The newspaper business, like many other industries, is experiencing tremendous change, due to this sour economy.
Newspapers, however, had been feeling the strain long before the bottom fell out of the financial market. The price of ink and paper skyrocketed, thus, many newspapers are physically becoming smaller. Web sites, such as craigslist.com, have cut deeply into the newspaper industry's classified revenues.
While more people are reading the newspaper online, most businesses with web sites, have yet to find a way to give their advertisers accurate information about their online readership. While subscriptions tell you who your customers are, web hits only tell you that somebody (possibly in Bulgaria) has found their way to your web site, somehow.
As a result, newspaper staffs have gotten smaller, scrappier, and are doing more -- with less. Big papers, like the Atlanta Journal and Constitution, have cut hundreds of positions in the last few years.
However, I am a firm believer that newspapers are an integral part of our society. In many ways, they are history ... now.
When people look back 50 years from now, and try to figure out the past, they are most likely going to read an old newspaper. I highly doubt YouTube will take on the Herculean task of cataloging the history of the world.
Newspapers are necessary to keep citizens informed about the communities in which they live, and vital to keep the people who spend our tax money, and make our laws, honest. While broadcast mediums are important, they simply don't have the attention span to dissect an issue the way a newspaper can.
Most of the reporters I know, who haven't jumped ship, are fascinated by details, obsessed with nuance, and in the business for the long haul. We are going to do the best we can to make newspapers as interesting, helpful, and thought-provoking as possible. However, communities and newspapers are vitally linked. Without the help of the community, there is no newspaper, and without the newspaper, there is little sense of community.
In order for newspapers to be all they can be, it requires an effort on the part of the community as well. These are a few suggestions I have:
Politicians and other important people -- If you don't like talking to reporters, don't be a politician. We're not going anywhere. The best thing you can do, is learn to work with us.
Institutions such as the City of Morrow, Clayton State University, and the Clayton County Water Authority, often get great press, not necessarily because they are better than everybody, but because they have highly proactive public relations departments that let us know every good thing they are doing.

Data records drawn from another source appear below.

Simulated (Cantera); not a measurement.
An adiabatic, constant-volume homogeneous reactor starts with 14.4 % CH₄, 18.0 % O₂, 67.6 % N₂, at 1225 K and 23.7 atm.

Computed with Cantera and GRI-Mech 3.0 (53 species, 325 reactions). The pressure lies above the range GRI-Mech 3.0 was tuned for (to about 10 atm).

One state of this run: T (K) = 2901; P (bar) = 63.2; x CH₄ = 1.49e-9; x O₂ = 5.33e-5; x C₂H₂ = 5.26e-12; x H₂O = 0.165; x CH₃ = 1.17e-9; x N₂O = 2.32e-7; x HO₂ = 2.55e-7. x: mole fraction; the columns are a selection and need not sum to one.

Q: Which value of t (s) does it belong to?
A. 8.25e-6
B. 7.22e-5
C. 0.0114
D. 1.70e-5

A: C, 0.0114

Instead of hiding, tell us about your accomplishments, tell us about your unsung heroes, and tell us in advance. It's not always bad to be in the news.
Readers -- While reporters are required to talk about the good, the bad, the ugly, and the things people try to hide, we're also interested in the things that make us laugh, think, and love the county in which we're located.
We usually have an interesting, or heartwarming, story on the front page everyday. If you want to see more stories like that, communicate with us. Let us know your feelings, and what interests you. Most likely, we will be interested, too.
And everybody -- please continue to read the paper, and if you like what you see, please buy a copy. We can't do this without you.